French ask for probe of two suspects tied to attacks
French police have asked their Greek counterparts whether they have any information about two suspects believed to have had an active role in last Friday’s terrorist attacks in Paris, Kathimerini understands.
The two suspects, both said to be citizens of a Northern European country, are understood to have had some role in the attacks which killed more than 120 people and seven of the attackers. An eighth attacker remained at large last night as accomplices were sought by French police.
The two men who French authorities are said to have asked the Greek Police about are understood to have crossed through Greece by car, either on their way to or from the Middle East.
French investigators are also said to have sent Greek authorities details about the genuine identity of one of the Paris attackers who traveled to France via Greece in October with a forged Syrian passport. The French want more details about the man who was registered as a refugee on the Aegean island of Leros on October 3, as confirmed on Sunday by Greece’s minister for migration, Yiannis Mouzalas.
Greek police sources on Monday referred to reports that a large number of stolen passports from Syria are being used illegally, possibly by members of ISIS.
Sources told Kathimerini that experts of the European Union border monitoring agency Frontex are usually entrusted with checking for forged Syrian passports but that they were not on Leros on October 3.
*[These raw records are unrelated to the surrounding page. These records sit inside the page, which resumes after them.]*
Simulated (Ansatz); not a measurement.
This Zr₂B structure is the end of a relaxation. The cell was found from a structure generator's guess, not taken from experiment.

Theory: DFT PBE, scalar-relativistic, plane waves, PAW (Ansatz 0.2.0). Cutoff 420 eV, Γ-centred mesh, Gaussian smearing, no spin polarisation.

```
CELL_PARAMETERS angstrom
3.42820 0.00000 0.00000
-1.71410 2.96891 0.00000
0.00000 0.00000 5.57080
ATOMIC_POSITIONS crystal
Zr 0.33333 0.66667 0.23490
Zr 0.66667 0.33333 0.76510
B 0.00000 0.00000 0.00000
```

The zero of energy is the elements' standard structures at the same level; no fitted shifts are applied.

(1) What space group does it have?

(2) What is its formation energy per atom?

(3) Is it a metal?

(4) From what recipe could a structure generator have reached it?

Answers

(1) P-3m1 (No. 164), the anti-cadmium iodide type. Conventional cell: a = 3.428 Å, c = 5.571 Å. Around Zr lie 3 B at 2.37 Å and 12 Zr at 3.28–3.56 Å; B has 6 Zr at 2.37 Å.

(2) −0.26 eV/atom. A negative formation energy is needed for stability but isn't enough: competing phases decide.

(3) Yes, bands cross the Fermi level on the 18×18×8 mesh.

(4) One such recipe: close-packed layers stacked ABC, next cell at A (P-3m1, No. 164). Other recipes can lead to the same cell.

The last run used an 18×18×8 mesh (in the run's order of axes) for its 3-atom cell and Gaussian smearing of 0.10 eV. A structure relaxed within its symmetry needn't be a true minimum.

As regards the suspected mastermind of the Paris attacks, Belgian national Abdelhamid Abaaoud, Greek police were asked in January to determine whether he ran a jihadist cell in the Belgian city of Verviers from Athens, Kathimerini revealed earlier this year. The secret probe did not lead to Abaaoud, though phone calls were traced between Athens and the Verviers cell, but it resulted in the extradition of a 33-year-old Algerian to Belgium on terrorism charges.
In a separate development Monday, Greek Defense Minister Panos Kammenos ruled out participating in military activities in Syria following the terrorist attacks in Paris.